Reputation: 4273
I have written an index with lucene, from a collection of documents. My documents have 2 fields and were added to the index like so:
Document doc = new Document();
doc.add(new TextField("Title", "I am a title", Field.Store.NO));
doc.add(new TextField("Text", "random text content", Field.Store.NO));
indexWriter.addDocument(doc);
I want to read the index and get the Term-Frequency for every (term, doc) pair.
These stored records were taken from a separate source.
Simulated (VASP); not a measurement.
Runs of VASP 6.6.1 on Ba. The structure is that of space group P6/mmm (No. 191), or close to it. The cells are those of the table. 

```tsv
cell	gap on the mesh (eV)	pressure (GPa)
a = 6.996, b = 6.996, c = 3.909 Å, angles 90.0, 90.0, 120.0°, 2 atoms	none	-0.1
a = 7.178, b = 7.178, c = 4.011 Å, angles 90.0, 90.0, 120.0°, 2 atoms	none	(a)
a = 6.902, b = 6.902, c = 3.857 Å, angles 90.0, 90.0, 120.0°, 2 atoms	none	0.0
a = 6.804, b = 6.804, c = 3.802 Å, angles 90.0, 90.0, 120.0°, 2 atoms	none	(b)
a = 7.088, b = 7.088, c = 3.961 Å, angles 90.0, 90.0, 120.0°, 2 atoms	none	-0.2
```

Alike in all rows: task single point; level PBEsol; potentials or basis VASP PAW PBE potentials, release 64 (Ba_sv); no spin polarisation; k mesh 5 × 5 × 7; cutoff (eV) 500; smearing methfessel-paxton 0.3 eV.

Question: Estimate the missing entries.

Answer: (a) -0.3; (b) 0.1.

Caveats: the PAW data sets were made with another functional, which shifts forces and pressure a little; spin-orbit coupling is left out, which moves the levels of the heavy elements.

If I only had 1 field, lets say "Text", I would use the following code:
IndexReader indexReader = ...;
Terms terms = MultiFields.getTerms(indexReader, "Text"); // get all terms of this field
TermsEnum termsIterator = terms.iterator();
BytesRef term;
// For every term in the "Text" Field:
while ((term = termsIterator.next()) != null) {
String termString = term.utf8ToString(); // The term
PostingsEnum postingsEnum = MultiFields.getTermDocsEnum(indexReader,
"Text", term, PostingsEnum.FREQS);
int i;
// For every doc which contains the current term in the "Text" field:
while ((i = postingsEnum.nextDoc()) != PostingsEnum.NO_MORE_DOCS) {
Document doc = indexReader.document(i); // The document
int freq = postingsEnum.freq(); // Frequency of term in doc
}
}
However, since I have 2 fields ("Title" and "Text"), in order to get the total term-frequency for a (term, doc) pair, I firstly need to get every (term, doc) pair frequency for the "Title" field
and save them in memory, then get every (term, doc) pair frequency for the "Text" field
and combine them manually for each unique (term, doc) pair that was returned.
So, this method is very likely to iterate through the (term, doc) pairs more than once, because the same (term, doc) pair could exist in both "Title" and "Text" fields (if a document had the same term in his "Title" and "Text").
Is there any way with Lucene API to iterate through all fields combined instead ? (to avoid iterating through the same pairs more than once)
Upvotes: 2
Views: 702
Reputation: 1758
You have two fields and you need the frequencies of all token per document as sum of the frequencies per field and document.
Please remember that BytesRef (and Integer) implements the Comparable-interface: Your stream of tokens (TermsEnum) and each associated stream of documents (PostingEnum) are ordered.
So you have two times to merge two ordered streams. You don't have to save more than each head of the streams in memory.
Upvotes: 1